Discussion3 Comments

  1. Andrea – This is Francie Wolff. I was on a life changing Compassionate Listening tour with Leah in 2003. I am a singer/songwriter, story teller, artist and here is the link to something I put together from that trip:
    I hope you can click on the above for access.
    My father was a holocaust survivor and spoke to nearly every church and school in our small town on what is means to be a Jew. Lately, with the policitical climate as it is, I have been foloowing in his footsteps and have been more than ever steeped in my personal history and the consequences of the holocaust as I speak to groups about this painful subject. I have never thought that I could confront my feelings face to face. All of this is leading up to the question: Will there be another Jewish-German Reconciliation Project or something similar to it? I have come to believe that such a workshop or project is more relevant than ever now and I want to be informed if/when Compassionate Listening sponsors such a program again. I am thinking of planning some kind of trip to Germany and the places where my Dad lived and so many of his family died. I will be needing my compassionate listening skills more than ever . . . . . . . .
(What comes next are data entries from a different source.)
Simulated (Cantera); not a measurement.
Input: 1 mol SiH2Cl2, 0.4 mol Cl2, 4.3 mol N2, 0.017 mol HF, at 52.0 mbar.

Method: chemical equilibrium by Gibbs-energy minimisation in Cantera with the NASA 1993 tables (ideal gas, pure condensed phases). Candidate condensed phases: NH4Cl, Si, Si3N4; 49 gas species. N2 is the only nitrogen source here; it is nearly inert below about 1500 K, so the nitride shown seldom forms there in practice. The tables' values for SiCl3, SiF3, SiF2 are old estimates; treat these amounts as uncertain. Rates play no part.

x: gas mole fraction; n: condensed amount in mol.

  2. The difficulty lies within our basic “human condition.” Humankind is hard-wired to prevail (i.e.: to win) in encounters with whoever/whatever disagrees or opposes our own perceived best interests, regardless of in what form those encounters might present themselves – ideas – philosophies – battles – etc. Even when agreements to “compromise” are achieved, the element of the compromise either contains a “win” in the minds of both sides, or one of the parties clearly sees it is in its own best interest (or even its own self preservation) to accept the compromise – OR – one participant simply gets worn down and tired of the (to their mind) blind and unrelenting attacks of the opposing viewpoint, surrendering in exhaustion. As an observer I have attended several of these types of sessions/meetings/teachings and it is my observation that the purpose of them is mainly to reduce everyone and everything to a “groupthink” mentality without ever really resolving the matter at hand. My view is that the chosen (supposedly neutral) moderators/facilitators DO, in fact, usually always have an agenda concerning the matter at hand, and skillfully use psychological methods in an attempt to “guide” the group to the “right-thinking” outcome. Compromise is nice and it is attainable when one is deciding whether to serve a large group either apple pie or strawberry shortcake for dessert, but there are many-many more serious and deeply felt and weighty issues that simply cannot be addressed by such simplistic methods. I will close with this quote from Britain’s pre-WWII Prime Minister Neville Chamberlain; “… peace in our time…,” made just prior to the Nazi holocaust descending across Europe. He, too, thought that he had made a compromise!

    • Victoria Starr Marshall

      Thank you, Bob, for your perspective. We certainly live in interesting times and the challenges are complex.